Sonny Vaccaro is one of the most despicable people in the world of
sports today, and that’s really saying something, considering the
incredible variety of hustlers, bloodsuckers and thugs who permeate and
poison the athletic scene.

Vaccaro is a long-time athletic-shoe-company pimp who went from Nike
to Adidas and then to Reebok. He is best-known for selling his noxious
vision of wearing wildly overpriced shoes as some sort of lifestyle
choice; he apparently sold his ideals several shoe companies back.

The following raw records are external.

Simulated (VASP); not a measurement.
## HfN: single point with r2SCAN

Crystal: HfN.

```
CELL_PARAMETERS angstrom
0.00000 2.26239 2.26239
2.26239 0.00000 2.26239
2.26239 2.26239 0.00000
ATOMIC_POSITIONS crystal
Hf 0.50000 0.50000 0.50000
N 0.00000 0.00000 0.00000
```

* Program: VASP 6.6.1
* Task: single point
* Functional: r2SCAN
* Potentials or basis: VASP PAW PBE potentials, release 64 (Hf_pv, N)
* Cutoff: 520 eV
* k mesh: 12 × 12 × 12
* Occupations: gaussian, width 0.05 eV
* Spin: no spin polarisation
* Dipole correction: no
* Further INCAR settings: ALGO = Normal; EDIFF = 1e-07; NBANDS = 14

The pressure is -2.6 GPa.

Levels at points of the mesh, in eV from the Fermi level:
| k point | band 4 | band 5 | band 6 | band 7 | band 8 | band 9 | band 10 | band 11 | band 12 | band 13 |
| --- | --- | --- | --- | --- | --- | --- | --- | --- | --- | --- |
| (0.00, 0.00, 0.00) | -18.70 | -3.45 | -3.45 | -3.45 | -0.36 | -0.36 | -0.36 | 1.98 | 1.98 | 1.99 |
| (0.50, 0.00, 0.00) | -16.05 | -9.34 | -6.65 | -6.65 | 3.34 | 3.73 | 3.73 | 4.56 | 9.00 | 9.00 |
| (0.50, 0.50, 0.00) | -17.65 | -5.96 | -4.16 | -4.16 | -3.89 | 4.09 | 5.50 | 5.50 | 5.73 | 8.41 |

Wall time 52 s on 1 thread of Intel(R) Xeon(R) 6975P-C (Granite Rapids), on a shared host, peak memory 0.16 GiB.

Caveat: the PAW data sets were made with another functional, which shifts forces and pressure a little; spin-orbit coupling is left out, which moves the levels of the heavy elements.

Even the average person who doesn’t like sports at all has heard the
stories of inner-city kids who get killed for their shoes, and while it
really doesn’t happen that often, the fact that it has happened even
once can be laid at the feet of people like Vaccaro, who created a wave
of false values and phony idol worship.

Those inside the basketball world know Vaccaro more for his
hucksterism that built a youth-basketball dream world populated by
ridiculously spoiled kids and their even-more-ridiculous parents, who
fantasize about hitting the financial jackpot while living vicariously
through their 14-year-old offspring. It’s an ugly place, one that
manages to suck the fun out of what should be a celebration of
movement, athleticism and teamwork. After a couple of years of playing
on one of these “elite” teams, most kids would rather pass a kidney
stone than a basketball.

I once met Vaccaro at a basketball thing. Even though we didn’t
shake hands, after he left, I still felt the need to make sure that my
wedding band was still on my finger. He wore one of those stupid velour
running suits, like he was filming a scene for The Sopranos, and
he had the crap-eating grin of someone who had learned that P.T.
Barnum’s claim that a sucker is born every minute was dead-on.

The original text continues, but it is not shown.